Incremental optimizations

As we refined the presentation of the algorithms for our first post, we developed multiple “naive” implementations. Between edits, we spent some time incrementally optimizing the definition below towards the primary algorithm — the one that we tested with all the various data types the data types post — specialized to strings, i.e. jaro2 :: String -> String -> Double).

jaro :: String -> String -> Double
jaro s1 s2
 | 0 == m = 0
 | otherwise = (m / n1 + m / n2 + (m - t) / m) / 3
 where 
  n1 = fromIntegral $ length s1
  n2 = fromIntegral $ length s2
  (used, m1) = matches s1 s2
  m2 = map (s2 !!) $ sort used
  m = fromIntegral $ length m1
  t = (/ 2) $ fromIntegral $ length $ 
      filter id $ zipWith (/=) m1 m2

matches :: String -> String -> ([Int], String)
matches s1 s2 = foldl snoc initst (zip s1 [0..]) where
 window = max 0 (max (length s1) (length s2) `div` 2 - 1)
 initst = ([], "")

 snoc st@(used, m1) (c1, idx1) =
   case find p [lo .. hi] of
     Nothing -> st
     Just idx2 -> (idx2 : used, m1 ++ [c1])
   where
     p idx2 = idx2 `notElem` used && c1 == s2 !! idx2
     lo = max 0 (idx1 - window)
     hi = min (length s2 - 1) (idx1 + window)

The error bars in the graph below are +/- the standard deviation as reported by the criterion package. See the full graph PNG if this is too hard to read.

We decrypt the labels for you in the table below, but you can mostly read this bar graph from top to bottom as chronological order. In other words, the lower bars mostly include the optimizations of the bars above, with a few major exceptions. The “IntSet” variation abandons all of the optimizations between it and the original “List.sort”. The “! patterns” variation is a dead-end, and is replaced with the variant right below it, “data with ! fields…”. And all of the variants under the “beta-reduce in t” label are one-shot variations of that same algorithm — they stop accumulating. Moreover, “(jaro2)” is the primary algorithm at the String type, not a refinement of jaro.

For the longest time, we were stuck at outer loop = shorter string version. All of the variations below that one explore refactorings that we had assumed GHC does automatically. In particular, we were mistaken to assume that notElem e . List.takeWhile (<= e) would get fused and that multiple occurrences of length s2 would get common-subexpression-eliminated. We continued testing a few other things we take for granted, but found no more surprises: those last four variations don’t seem to make a difference.

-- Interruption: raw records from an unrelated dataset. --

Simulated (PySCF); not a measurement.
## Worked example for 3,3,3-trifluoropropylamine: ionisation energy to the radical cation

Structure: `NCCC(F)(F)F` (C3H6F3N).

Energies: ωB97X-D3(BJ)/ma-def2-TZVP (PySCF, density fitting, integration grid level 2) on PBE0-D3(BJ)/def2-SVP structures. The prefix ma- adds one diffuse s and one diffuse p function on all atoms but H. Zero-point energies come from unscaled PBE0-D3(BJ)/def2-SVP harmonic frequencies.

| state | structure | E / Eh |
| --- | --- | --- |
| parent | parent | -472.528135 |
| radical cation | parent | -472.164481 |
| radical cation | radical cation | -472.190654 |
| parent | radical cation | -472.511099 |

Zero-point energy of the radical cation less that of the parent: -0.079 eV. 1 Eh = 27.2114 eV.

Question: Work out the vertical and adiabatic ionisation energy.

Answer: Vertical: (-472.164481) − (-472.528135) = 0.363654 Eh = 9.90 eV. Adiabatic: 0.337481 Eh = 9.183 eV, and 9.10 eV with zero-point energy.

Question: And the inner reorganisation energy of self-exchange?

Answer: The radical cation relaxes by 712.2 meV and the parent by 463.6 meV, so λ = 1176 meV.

Variation Label	Explanation
List.sort	The naive algorithm above
List.sort + all	Difference list instead of `snoc`, unboxed strict fields for loop state, strict `foldl'`, inline `List.find`, carry `idx1` in state instead of via `zip`
List.insert	Reset to just the naive algorithm, but maintain the list of second string indices in sorted order and use this to short-circuit the `notElem` in the `List.find` predicate
difference list	Also use a difference list instead of `snoc` to build `m1`
data with ! fields	Also use strict unboxed fields for loop state and strict `foldl'`
inline List.find + fuse foldl’/zip	Also inline `List.find` and carry `idx1` in state instead of via `zip`
IntSet	Reset to just the naive algorithm, but use `Data.IntSet` to track used indices from the second string
difference list	as above
! patterns	Also add strictness annotations on the tuple patterns over the state and strict `foldl'`
data with ! fields instead	Forgo tuples for the unboxed strict fields as above
inline List.find	as above
fuse foldl’/zip	as above
m in state	Also count the matches in the loop state instead of outside of `matches`
outer loop = shorter string	Also use the shorter string for the outer loop
fused filter/zipWith	Also manually fuse the loops for calculating `t`
(+1) instead of succ	Also change all `succ`s to `(+ 1)` in order to avoid an overflow check!
(jaro2)	Not actually a refinement — this is the primary algorithm with `String` for both input words
beta in t, cse (length s2)	When calculating `t`, carry the `Int` through the loop instead of building a function in the loop and applying it to `0`; also inline `pred`
un-cse (length s2)	Do not manually eliminate the common `length s2` subexpressions within `matches` — this confirms that GHC does not combine those subexpressions automatically
IntSet.toAscList in t	Convert the `IntSet` to a list outside of matches instead of inside
lifted nil	Define `nil` in a local `where` clause instead of in parallel with the `foldl'` invocation
named pred	Un-inline the `List.find` predicate (not a lambda-lift, just a binding)
manually inline snoc	Manually inline `snoc`

The Best `jaro` Yet

When deriving all of these specifications after having ran the experiment, we of course ended up improving on the primary algorithm. These variations are due to improving the loop in the calculation of t; they all use the same matches function, which is only different from the primary one in that it builds the list of matched characters (m1) simply using the (:) constructor instead of a snoc or difference lists, which is the basic idea of all these optimizations. As a result, however, the characters are in reversed order, and so the IntSet of matched indices in the second string needs to be traversed in reverse order. Since the strings are the same length, it doesn’t matter in which order we twin traverse them.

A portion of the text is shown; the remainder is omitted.